Power distribution companies are not only indebted to their counterparts in the electricity generation arm of the sector, they also owe service providers a total of N205.51bn.
The service providers in the power sector are the Nigerian Electricity Regulatory Commission, the Nigerian Bulk Electricity Trading Plc, the Transmission Service Provider, the System Operator and the Market Operator.
The TSP, SO and MO are different arms of the Transmission Company of Nigeria.
Figures contained in the August 2018 report, presented by the MO to industry operators at the recent power sector stakeholders’ meeting, showed that the indebtedness of the Discos to service providers had been accumulating since the commencement of the Transitional Electricity Market.
The market (TEM) became operational on January 1, 2015, and its commencement led to the implementation of all contractual obligations in the privatised power sector.
The MO, in its report, which was obtained by our correspondent from the Federal Ministry of Power, Works and Housing in Abuja on Friday, stated that the N205.51bn was the total indebtedness of the Discos to NERC, NBET and the TCN, from January 2015 to June 2018.
A further analysis of the report showed that the 11 Discos were indebted to the service providers.
Yola Disco’s N2.24bn debt, according to the MO, was the least among the debtors, while Abuja, Ibadan, Enugu, Kaduna and Port Harcourt Discos owe N26.48bn, N22.64bn, N21.95bn, N19.31bn and N19.14bn, respectively.

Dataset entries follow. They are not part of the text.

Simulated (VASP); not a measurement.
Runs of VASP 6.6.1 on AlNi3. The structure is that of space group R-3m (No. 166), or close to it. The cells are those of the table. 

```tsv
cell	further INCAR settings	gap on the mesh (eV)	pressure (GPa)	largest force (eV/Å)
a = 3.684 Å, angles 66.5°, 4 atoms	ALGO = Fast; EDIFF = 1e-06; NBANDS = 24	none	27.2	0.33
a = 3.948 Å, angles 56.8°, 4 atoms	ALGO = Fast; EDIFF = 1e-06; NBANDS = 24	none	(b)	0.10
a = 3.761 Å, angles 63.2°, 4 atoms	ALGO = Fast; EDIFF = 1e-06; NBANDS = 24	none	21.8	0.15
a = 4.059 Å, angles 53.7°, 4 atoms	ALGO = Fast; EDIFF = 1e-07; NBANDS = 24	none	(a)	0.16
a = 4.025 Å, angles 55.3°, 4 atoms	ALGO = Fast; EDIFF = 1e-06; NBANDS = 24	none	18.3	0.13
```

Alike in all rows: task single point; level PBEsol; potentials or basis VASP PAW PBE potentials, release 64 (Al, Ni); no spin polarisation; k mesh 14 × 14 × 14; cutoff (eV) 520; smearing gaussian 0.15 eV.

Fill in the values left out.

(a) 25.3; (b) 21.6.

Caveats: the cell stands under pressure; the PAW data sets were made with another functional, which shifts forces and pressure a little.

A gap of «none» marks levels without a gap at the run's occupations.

The Managing Director, TCN, Usman Mohammed, stated that the power distribution companies were withholding money meant for the expansion of the nation’s electricity transmission network.
According to him, the poor remittances from the Discos had made the country’s transmission company the most vulnerable arm of the power value chain in Nigeria.
Mohammed stated that if not for grants and loans from multilateral donors, the transmission company would not be able to expand its network.
He said, “If you look at the power sector, the TCN is the most vulnerable organisation. Why did I say that? I say that because the Discos are collecting our money and they keep all they want to keep and give the sector whatever they like.
“Power generation companies are covered by what they call payment assurance from the Federal Government which is about N701bn. The only arm of the sector that is not taken care of is the TCN and that is why we are the least paid in the industry.”
Mohammed added, “So, we had to go to multilateral donors like the World Bank to raise money for the expansion of the network. But you know you can’t use this money for operation. You cannot go to the World Bank and get money for running your system.
“The money you can get is for the expansion of your network, for hard investments. They can’t give you money for running your operations. So, this is the situation.”
But the Discos, through their spokesperson, Sunday Oduntan, argued that the fundamental problem in the sector currently was the electricity tariff gap.
He explained the gap as “the gap between what the government has specified as the price of the electricity that we distribute or retail and the true cost of the product.
“It is this gap that has solely contributed to the excess of N1.3tn that the Discos are carrying on their financial books, an impediment to both the sustainability of the electricity market and the ability of the investors to meet the obligations.”
Oduntan added, “Of important note is that we are not advocating or imposing a tariff increase on electricity consumers, some of whom are already dealing with affordability issues. We are stating that the mandated tariff gap is a responsibility of the government and should be addressed by the government, so that Nigerians can receive the improved electricity delivery service that they deserve.”
He also stated that the tariff gap was solely responsible for the debt, which the Discos owed power generation companies.